The
UN Charter:
The full charter is available at (http://www.un.org/aboutun/charter/).
After the bloodshed and destruction of World War II, the victorious Allied states
pledged that history would not repeat itself and, toward that end, agreed to establish
a new global organization that would be set up with the goal of preserving peace
among nations. In 1945, at the San Francisco Conference, the United States, the
United Kingdom, the Soviet Union, and China jointly agreed upon the terms for
the charter of what would soon thereafter become the United Nations. Signed by
51 states, the charter formally entered into force on October 24, 1945.

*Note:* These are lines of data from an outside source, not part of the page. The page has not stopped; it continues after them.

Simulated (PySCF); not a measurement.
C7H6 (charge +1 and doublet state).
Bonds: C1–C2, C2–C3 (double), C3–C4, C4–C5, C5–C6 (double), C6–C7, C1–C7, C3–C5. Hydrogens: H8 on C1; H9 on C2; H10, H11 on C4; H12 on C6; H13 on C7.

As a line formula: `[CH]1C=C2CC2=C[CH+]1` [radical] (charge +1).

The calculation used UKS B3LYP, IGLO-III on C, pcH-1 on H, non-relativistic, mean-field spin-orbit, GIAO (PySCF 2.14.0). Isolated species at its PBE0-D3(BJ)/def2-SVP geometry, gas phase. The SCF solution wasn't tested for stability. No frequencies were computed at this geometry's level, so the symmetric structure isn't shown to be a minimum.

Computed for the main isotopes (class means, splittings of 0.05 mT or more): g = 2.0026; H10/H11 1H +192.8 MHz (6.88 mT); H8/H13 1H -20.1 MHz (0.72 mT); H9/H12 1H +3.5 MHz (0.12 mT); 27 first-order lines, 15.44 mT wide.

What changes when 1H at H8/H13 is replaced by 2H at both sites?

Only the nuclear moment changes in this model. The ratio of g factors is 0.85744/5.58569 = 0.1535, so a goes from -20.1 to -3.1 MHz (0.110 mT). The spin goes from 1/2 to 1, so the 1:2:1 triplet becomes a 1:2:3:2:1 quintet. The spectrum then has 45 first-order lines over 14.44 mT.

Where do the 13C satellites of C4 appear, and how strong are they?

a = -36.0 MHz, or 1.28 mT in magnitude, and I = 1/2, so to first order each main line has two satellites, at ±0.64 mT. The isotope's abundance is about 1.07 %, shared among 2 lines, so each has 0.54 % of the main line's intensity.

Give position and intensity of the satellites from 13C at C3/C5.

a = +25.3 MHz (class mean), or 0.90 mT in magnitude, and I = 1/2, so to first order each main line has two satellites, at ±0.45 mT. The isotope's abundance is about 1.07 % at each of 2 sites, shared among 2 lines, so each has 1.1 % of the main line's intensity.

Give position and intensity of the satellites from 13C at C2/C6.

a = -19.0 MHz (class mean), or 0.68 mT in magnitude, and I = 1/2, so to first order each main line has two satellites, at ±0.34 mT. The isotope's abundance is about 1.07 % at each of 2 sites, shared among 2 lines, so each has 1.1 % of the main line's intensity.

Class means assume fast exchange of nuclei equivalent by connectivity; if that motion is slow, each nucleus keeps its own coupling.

The U.N. was unlike its predecessor, the League of Nations, in one crucial respect:
While the league had no enforcement powers, the U.N. was set up to ensure that
its mandates would be followed. Specifically, the charter laid out a collective
security system through which the Security Council-made up of the leading powers
of the United Kingdom, China, France, the U.S.S.R., and the United States-could
determine when a threat to or breach of international peace and security had occurred
and, to remedy the situation, impose binding measures (economic, military, or
other) against the offending state.
Soon after the U.N. came into effect, the Cold War broke out. For several decades,
the Security Council was plagued by infighting between the U.S.S.R. and the United
States-each vetoing those resolutions supported by the other. As a result, the
enforcement mechanisms of the Security Council were not practically available.
This all changed when the Cold War came to a close.
The U.N. Charter is binding law in the United States. Under Article 6, clause
2 of the U.S. Constitution, treaties-of which the U.N. Charter is one-are considered
the supreme law of the land. Article 103 of the U.N. Charter makes clear that
the charter supercedes all other conflicting treaties. It says: "In the event
of conflict between the obligations of the Members of the United Nations under
the present Charter and their obligations under any other international agreement,
their obligations under the present Charter shall prevail."